Is Fusion Power the Daniel Plainview to Renewables' Eli Sunday?
A prediction about climate politics and fusion.
Some links:
https://news.mit.edu/2021/MIT-CFS-major-advance-toward-fusion-energy-0908
https://www.ft.com/content/dcb75a56-ca23-439c-96db-56483979bf34
Pretty neat.
(“Pretty neat” is the only way our culture currently has of registering this information. Like it’s the next version of the iphone or a new instagram filter. Fusion power would be the biggest energy revolution since the invention of the campfire. Pretty neat.)
I have a prediction about climate politics and fusion. My prediction is that, as fusion energy inches closer to being a reality, the climate movement, which has for whatever reason very decisively hitched its wagon to the optics of wind/solar, won’t particularly like it.
I’ve seen the same idea elsewhere, conveyed in somewhat different terms, such as this Twitter thread from Wesley Yang.
I might be wrong. The climate movement might prove adaptive and flexible to the coming moment. Perhaps, once they’re convinced fusion can actually work (totally fair, at this stage, to still be skeptical), they’ll start using their considerable political-amplification infrastructure to help the innovation process along at a political register. That would certainly be helpful. (And maybe they’ll set aside their erstwhile dreams of turning the entire North Sea into a wind farm, the entire Sahara into a mirror, and so forth.)

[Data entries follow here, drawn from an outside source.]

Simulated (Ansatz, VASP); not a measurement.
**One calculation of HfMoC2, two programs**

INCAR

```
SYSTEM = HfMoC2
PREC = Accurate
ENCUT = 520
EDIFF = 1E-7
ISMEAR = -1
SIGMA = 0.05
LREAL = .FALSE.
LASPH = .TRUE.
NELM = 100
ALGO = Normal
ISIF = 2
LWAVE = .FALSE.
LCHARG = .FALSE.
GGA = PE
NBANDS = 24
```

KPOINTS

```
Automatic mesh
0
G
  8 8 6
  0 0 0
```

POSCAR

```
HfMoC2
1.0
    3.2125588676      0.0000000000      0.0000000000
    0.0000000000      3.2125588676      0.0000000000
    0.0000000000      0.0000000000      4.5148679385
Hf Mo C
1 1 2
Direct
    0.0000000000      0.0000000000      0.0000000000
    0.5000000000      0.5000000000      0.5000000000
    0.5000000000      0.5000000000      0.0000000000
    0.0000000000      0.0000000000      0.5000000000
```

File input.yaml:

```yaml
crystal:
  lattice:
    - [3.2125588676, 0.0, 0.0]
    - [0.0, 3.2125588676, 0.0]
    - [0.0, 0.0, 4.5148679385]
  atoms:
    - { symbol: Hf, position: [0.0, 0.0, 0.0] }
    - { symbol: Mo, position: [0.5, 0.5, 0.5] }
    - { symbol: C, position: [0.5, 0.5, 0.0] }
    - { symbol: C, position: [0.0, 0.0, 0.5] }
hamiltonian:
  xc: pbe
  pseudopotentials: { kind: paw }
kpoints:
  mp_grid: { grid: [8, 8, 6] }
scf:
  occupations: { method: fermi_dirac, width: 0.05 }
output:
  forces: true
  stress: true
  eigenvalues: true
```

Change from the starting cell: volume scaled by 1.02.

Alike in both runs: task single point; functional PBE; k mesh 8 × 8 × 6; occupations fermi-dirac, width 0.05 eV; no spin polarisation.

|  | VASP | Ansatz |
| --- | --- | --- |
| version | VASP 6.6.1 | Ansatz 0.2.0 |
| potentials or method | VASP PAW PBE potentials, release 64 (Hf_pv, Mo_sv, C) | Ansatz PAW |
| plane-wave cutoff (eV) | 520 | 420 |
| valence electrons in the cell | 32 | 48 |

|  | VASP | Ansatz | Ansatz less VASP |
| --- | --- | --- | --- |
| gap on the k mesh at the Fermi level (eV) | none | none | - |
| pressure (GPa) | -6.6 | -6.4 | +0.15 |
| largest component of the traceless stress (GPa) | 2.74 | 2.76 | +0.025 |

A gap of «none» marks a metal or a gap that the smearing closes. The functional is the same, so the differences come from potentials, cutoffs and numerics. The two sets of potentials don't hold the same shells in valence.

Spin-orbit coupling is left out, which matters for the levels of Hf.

They might do that. But here’s the issue: we’re already seeing who commands the potential World of Fusion: the physics genius, the engineering uber-nerd, the Muskean entrepreneur, the Thielian investor-guru. The Cambridgeport “startup” which is kinda sorta stealing from MIT (but in an honest way!). I think that’s a world where the status, the moral authority, of the green activist, the activist in general, goes down.
Now, it’s true enough that a World of Renewables also requires engineers and tech entrepreneurs and this kind of thing—but the physics, engineering and experimentation required in that scenario are all far less advanced than is the case for fusion. Fusion is alchemy at a level that swings power to the alchemists. Expect a return to the dynamic of “Richard Feynman as cultural hero” as opposed to “Greta Thunberg as cultural hero.” Expect the whole dynamic, which is the prevailing dynamic today, where universities censure geophysicists for being publicly in favor of the idea of merit-based selection into scientific laboratories, to be tossed out, gone, vanished like it never happened.
(In the World of Windmills and Solar, where the energy alchemy isn’t that complex, the status of the sciences can be pushed sufficiently downward that it becomes acceptable for “politics” rather than intellectual merit to determine staffing decisions. Not so in a world where scientists are are creating artificial stars to give us infinite clean free energy. Anyone who has created their own star is going to have total control over who they hire and why.)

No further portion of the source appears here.